Today we are pleased to welcome to the site Tessa Bailey, whose first Broke and Beautiful novel, Chase Me, just hit shelves and features a heroine with a very interesting day job. Of course, this just begged for a discussion about heroines in fascinating professions all across the genre. Thanks for joining us to share some of your favorites, Tessa!
Sniper, financial analyst, food critic, pool hustler. When creating a stand-out heroine, the possibilities truly are endless. Furthermore, a heroine’s profession gives insight into her character, before she’s even been introduced on the page. Perhaps the author will turn that preconceived notion on its head at some point, but in doing so they only lend more insight. Maybe as a reader, we thought we had that kindergarten teacher pegged, but she really dreams of opening her own rock climbing gym. Or perhaps, like my character Roxy Cumberland in Chase Me, your heroine is unemployed and has been reduced to delivering singing telegrams.
Over the years, I’ve had the privilege of meeting (reading) some heroines who move within very specific circles and I’ve listed some below that stood out to me in particular.

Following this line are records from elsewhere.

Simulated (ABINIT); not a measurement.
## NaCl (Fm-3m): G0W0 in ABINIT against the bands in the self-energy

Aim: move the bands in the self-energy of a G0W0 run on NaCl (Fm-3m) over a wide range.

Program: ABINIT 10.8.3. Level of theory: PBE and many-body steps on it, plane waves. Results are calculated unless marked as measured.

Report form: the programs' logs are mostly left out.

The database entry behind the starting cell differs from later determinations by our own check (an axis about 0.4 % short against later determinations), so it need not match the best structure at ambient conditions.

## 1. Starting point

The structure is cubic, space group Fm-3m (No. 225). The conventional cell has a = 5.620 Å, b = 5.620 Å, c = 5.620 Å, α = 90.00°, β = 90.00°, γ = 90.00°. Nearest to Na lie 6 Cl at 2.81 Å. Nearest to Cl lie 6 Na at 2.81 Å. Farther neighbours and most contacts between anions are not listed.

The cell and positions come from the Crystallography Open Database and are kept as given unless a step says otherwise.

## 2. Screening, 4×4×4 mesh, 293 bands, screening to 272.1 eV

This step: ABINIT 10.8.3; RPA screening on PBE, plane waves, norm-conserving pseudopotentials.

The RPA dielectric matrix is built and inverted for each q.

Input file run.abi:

Glassblower (Born in Fire by Nora Roberts): As with any of Nora Robert’s books, you walk away with an understanding of the professions she gives her characters—the process, the drawbacks, etc. and this book is no different. Another Nora book that stood out to me in this regard is Chasing Fire, where the heroine is a smoke jumper in Missoula, Montana. Such a kickass character with the kind of convictions and bravery necessary in such a profession.